6 New Year’s resolutions for avoiding IT disasters

Let’s look at putting into place practices that will avoid the follies of yesteryear. At the same time, let’s look to the future and start putting into place practices that make us better

6 New Year’s resolutions for avoiding IT disasters
FEMA

2017 wasn’t a great year for IT organizations. Most of the worst crises were self-created. Some were created by other people. In either case, here are six New Year’s resolutions that will help you avoid many of them.

1. Come up with fair and quantifiable ways to judge performance

There aren’t enough women in IT; there is rampant sexism. It is difficult to incentivize and retain skilled workers. Assuming you’re a growing or successful concern, these sorts of statements point to a deeper problem. What is your organization doing to incentivize and retain workers and how is it evaluating and rewarding performance?

Some things are obvious. If your executive meetings are at a strip club, and the boss makes comments about women employees, you have a whole different kind of problem. However, most bias is unconscious and difficult to confront on our own. Bias takes many forms; sexist, religious, racial, and cultural are among many.

By working in technology, you’re saying that you believe in quantifying and using data to make decisions. Why wouldn’t you want to take advantage of that internally?

2. Develop a systematic legacy install review process

In the 1990s, PwC and Andersen Consulting (now Accenture) went around telling everyone to adopt a project-based IT organization structure. Instead of an assembly line of roles with projects rolling through the organization, people were assigned to temporary structures around a specific project. This has advantages in getting projects out the door, and it allowed for outsourcing. But it rarely takes into account the effects of long-term maintenance. It also tends to just ignore any software that doesn’t have an active project around it.

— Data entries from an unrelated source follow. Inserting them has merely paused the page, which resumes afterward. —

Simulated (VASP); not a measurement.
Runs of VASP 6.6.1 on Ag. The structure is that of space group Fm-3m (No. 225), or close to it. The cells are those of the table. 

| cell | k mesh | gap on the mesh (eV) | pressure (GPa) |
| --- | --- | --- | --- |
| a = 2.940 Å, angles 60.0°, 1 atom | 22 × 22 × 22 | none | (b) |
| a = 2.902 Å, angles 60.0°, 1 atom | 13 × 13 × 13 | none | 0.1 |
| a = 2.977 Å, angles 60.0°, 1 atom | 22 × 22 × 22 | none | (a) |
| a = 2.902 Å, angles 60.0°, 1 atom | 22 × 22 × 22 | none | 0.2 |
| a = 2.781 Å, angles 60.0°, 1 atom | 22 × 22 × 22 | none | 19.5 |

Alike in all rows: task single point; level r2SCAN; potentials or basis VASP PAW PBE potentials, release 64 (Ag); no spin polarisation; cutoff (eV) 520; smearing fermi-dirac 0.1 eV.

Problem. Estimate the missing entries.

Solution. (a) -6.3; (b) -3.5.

Every software product that an organization manages, whether internal or external, should come up for periodic maintenance. To make the business case, a general assumption should be had that there is something horribly wrong with the software that will be an Equifax-level event. Therefore, each package or custom software should be reviewed and its risks cataloged. The list of CERT advisories should be checked and common development mistakes (SQL injection etc.) should be checked for. Automation should be added where it is missing (i.e. Jenkins).

By adding this review process as its own “project,” we can avoid many of these self-inflicted wounds.

3. Define clear local, cloud, and cloud migration server criteria

Unless financing and managing a large group of servers really is your business, your technology will eventually go to the cloud. There are, however, regulations and rules. These have to be understood. Not all software is cloud-ready; it needs to be repaired or replaced. You need a clear strategy and set of guidelines for on-premises servers, cloud platforms, and cloud migration to make this happen in a disciplined way that reduces risks and facilitates ROI.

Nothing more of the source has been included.